On 6/17/19 3:51 AM, AKASHI Takahiro wrote:
> On Sat, Jun 15, 2019 at 09:01:56PM +0200, Heinrich Schuchardt wrote:
>> On 6/5/19 6:21 AM, AKASHI Takahiro wrote:
>>> With this patch, cache buffer for UEFI variables will be created
>>> so that we will still be able to access, at least retrieve,
>>> UEFI variables when we exit from boottime services,
>>>
>>> This feature is a "should" behavior described in EBBR v1.0
>>> section 2.5.3.
>>>
>>> Signed-off-by: AKASHI Takahiro <takahiro.akashi at linaro.org>
>>> ---
>>>   include/efi_loader.h          |  17 ++
>>>   lib/efi_loader/Kconfig        |   9 +
>>>   lib/efi_loader/efi_boottime.c |  10 +-
>>>   lib/efi_loader/efi_runtime.c  |  13 +
>>>   lib/efi_loader/efi_variable.c | 467 ++++++++++++++++++++++++++++++++++
>>>   5 files changed, 515 insertions(+), 1 deletion(-)
>>
>> Please, put the cache into a separate file.
>
> Why?

It is a separate set of functions. In C++ programming you wouldn't put
two classes into the same file.

>
>>>
>>> diff --git a/include/efi_loader.h b/include/efi_loader.h
>>> index 93f7ece814a0..acab657b9d70 100644
>>> --- a/include/efi_loader.h
>>> +++ b/include/efi_loader.h
>>> @@ -620,6 +620,23 @@ efi_status_t EFIAPI efi_set_variable(u16 *variable_name,
>>>   				     const efi_guid_t *vendor, u32 attributes,
>>>   				     efi_uintn_t data_size, const void *data);
>>>
>>> +#ifdef CONFIG_EFI_RUNTIME_GET_VARIABLE_CACHING
>>> +efi_status_t efi_freeze_variable_table(void);
>>> +
>>> +/* runtime version of APIs */
>>> +efi_status_t
>>> +__efi_runtime EFIAPI efi_get_variable_runtime(u16 *variable_name,
>>
>> I think one version of the functions serving at runtime and boottime is
>> enough.
>>
>> The cache should be used both at runtime and at boottime.
>
> So do you mean that we should replace the existing "boottime" version
> of get/set_variable with my code (algorithm)?
>
> This is a bit complicated work because we should be able to *udpate*
> UEFI variables at boottime, but my version of hsearch_runtime() is
> a stripped (and modified) version and doesn't support it.

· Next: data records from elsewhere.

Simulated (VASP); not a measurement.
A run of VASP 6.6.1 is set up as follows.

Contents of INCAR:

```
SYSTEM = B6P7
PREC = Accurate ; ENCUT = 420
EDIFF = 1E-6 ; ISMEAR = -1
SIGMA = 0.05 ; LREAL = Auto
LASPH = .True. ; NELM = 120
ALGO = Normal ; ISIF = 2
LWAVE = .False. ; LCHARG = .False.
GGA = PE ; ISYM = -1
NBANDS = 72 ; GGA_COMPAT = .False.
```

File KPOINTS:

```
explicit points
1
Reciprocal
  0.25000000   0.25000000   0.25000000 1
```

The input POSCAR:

Do we really need a multilevel hash table? I would not expect hundreds
of variables.

>
> Making the existing hsearch_r() executable at UEFI runtime is,
> as I said before, quite painful.

You could start the cache implementation with a less complicated data
structure like a linked list.

>
>> Essentially I
>> expect three modules working together:
>>
>> UEFI API implementation <-> Cache <-> Persistence driver
>>
>> I would suggest to put each of these into a separate file.
>>
>> Both the API implementation and the Cache have to be available at
>> Boottime and at Runtime. A first version of the persistence driver may
>> only be working at boottime.
>
> Unfortunately, this is not practical right now because there is
> already some sort of assumption (and consensus) that we would re-use
> "Standalone MM services", which is already there in EDK2, as
> secure storage for UEFI variables.
> In the case, all the cache would be bypassed.
> In my old prototype, I utilized the cache but dropped that feature
> for several reasons.

What has EDK2 code to do with it?

In case of write you could do a write-through in your cache if needed.

>
>> The NV-cache content should be written to non-volatile memory on Reset()
>> and on ExitBootServices() and if possible when updating variables at
>> runtime.
>
> I'm not sure your intent here, but are you going to write back
> the cache only once?
> It won't work as every change of UEFI variable must be flushed
> to persistent storage instantly.

The cache should support write and read. Only NV variables have to be
written to a medium. If you do not support this currently just return
some error code vor NV variables. But you could accept still accept
changes to non-NV variables. This way we can test the code at runtime
even before implementing runtime persistence.

>
>>> +					      const efi_guid_t *vendor,
>>> +					      u32 *attributes,
>>> +					      efi_uintn_t *data_size,
>>> +					      void *data);
>>> +efi_status_t
>>> +__efi_runtime EFIAPI efi_get_next_variable_name_runtime(
>>> +						efi_uintn_t *variable_name_size,
>>> +						u16 *variable_name,
>>> +						const efi_guid_t *vendor);
>>> +#endif /* CONFIG_EFI_RUNTIME_GET_VARIABLE_CACHING */
>>> +
>>>   /*
>>>    * See section 3.1.3 in the v2.7 UEFI spec for more details on
>>>    * the layout of EFI_LOAD_OPTION.  In short it is:
>>> diff --git a/lib/efi_loader/Kconfig b/lib/efi_loader/Kconfig
>>> index e2ef43157568..3f284795648f 100644
>>> --- a/lib/efi_loader/Kconfig
>>> +++ b/lib/efi_loader/Kconfig
>>> @@ -59,6 +59,15 @@ config EFI_RUNTIME_CONVERT_POINTER
>>>   	  to be called by UEFI drivers in relocating themselves to virtual
>>>   	  address space.
>>>
>>> +config EFI_RUNTIME_GET_VARIABLE_CACHING
>>> +	bool "runtime_service: GetVariable: Enable runtime access via cache (read-only)"
>>> +	default y
>>> +	help
>>> +	  Select this option if you want to access UEFI variables at
>>> +	  runtime even though you cannot update values on the fly.
>>> +	  With or without this option, you can access UEFI variables
>>> +	  at boottime.
>>
>> Updates of volatile variables should always be possible.
>
> Why "should"?
> Give me any use case.
> UEFI spec does not describe such a variant implementation at all.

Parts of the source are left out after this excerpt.